You could still die if you step in front of a moving bus or get hit by a meteor but you would not age.

What would such a life be like? There are examples in nature.22-immortal-jellyfish

(Image Turritopsis Nutrical “The Methuselah Jellyfish” Unless killed by unforeseen circumstances it can live forever)

Whether they accept it or not, everyone knows they will die. This fear of dying keeps people from flying on planes, eating certain foods, climbing mountains, hiking in the woods, or any other activities that carry risk.

Yet they will still die. I have always found it interesting that the one certainty shared by every person on this planet, dying, is the one thing we all chose to ignore. We expend resources developing better and better methods to visit death on others while denying our own inevitable meeting with the same fate.

Instead of coming to terms and using the time we have to enhance life, most choose to make believe death will never happen.

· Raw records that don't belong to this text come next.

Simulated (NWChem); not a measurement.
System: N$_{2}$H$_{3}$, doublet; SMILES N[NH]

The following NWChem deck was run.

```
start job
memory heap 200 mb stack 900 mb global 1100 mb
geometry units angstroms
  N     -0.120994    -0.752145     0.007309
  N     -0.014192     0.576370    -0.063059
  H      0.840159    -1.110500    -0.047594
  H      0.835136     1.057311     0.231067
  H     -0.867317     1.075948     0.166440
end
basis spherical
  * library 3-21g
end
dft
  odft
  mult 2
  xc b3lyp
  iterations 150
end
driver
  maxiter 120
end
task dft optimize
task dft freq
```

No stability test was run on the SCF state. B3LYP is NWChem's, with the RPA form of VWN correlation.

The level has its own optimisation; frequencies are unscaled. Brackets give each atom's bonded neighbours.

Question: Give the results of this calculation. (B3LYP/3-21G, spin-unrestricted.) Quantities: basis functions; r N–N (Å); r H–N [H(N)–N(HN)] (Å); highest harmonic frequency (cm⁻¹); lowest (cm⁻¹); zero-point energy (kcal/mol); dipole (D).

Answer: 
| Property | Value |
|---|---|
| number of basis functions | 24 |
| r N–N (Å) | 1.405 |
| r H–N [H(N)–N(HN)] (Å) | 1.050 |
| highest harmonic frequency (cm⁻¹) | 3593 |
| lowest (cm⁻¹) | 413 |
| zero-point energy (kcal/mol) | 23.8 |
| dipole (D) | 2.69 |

They could be safe in their house, blissfully ignorant of impending doom. Never having flown in a plane or hiked near bears yet be killed by a falling tree limb that crashes through the house.

Whenever I hear the words, if I die, I cannot help but point out there is no if, just a when. But what if that weren’t true? What if it was “if I die?”

Given the choice, would you live forever? Knowing that you could die by accident or at the hands of a fellow human but not by the process of aging?

Would you accept such a risk-adverse state of living forever in exchange for living a life of some risk?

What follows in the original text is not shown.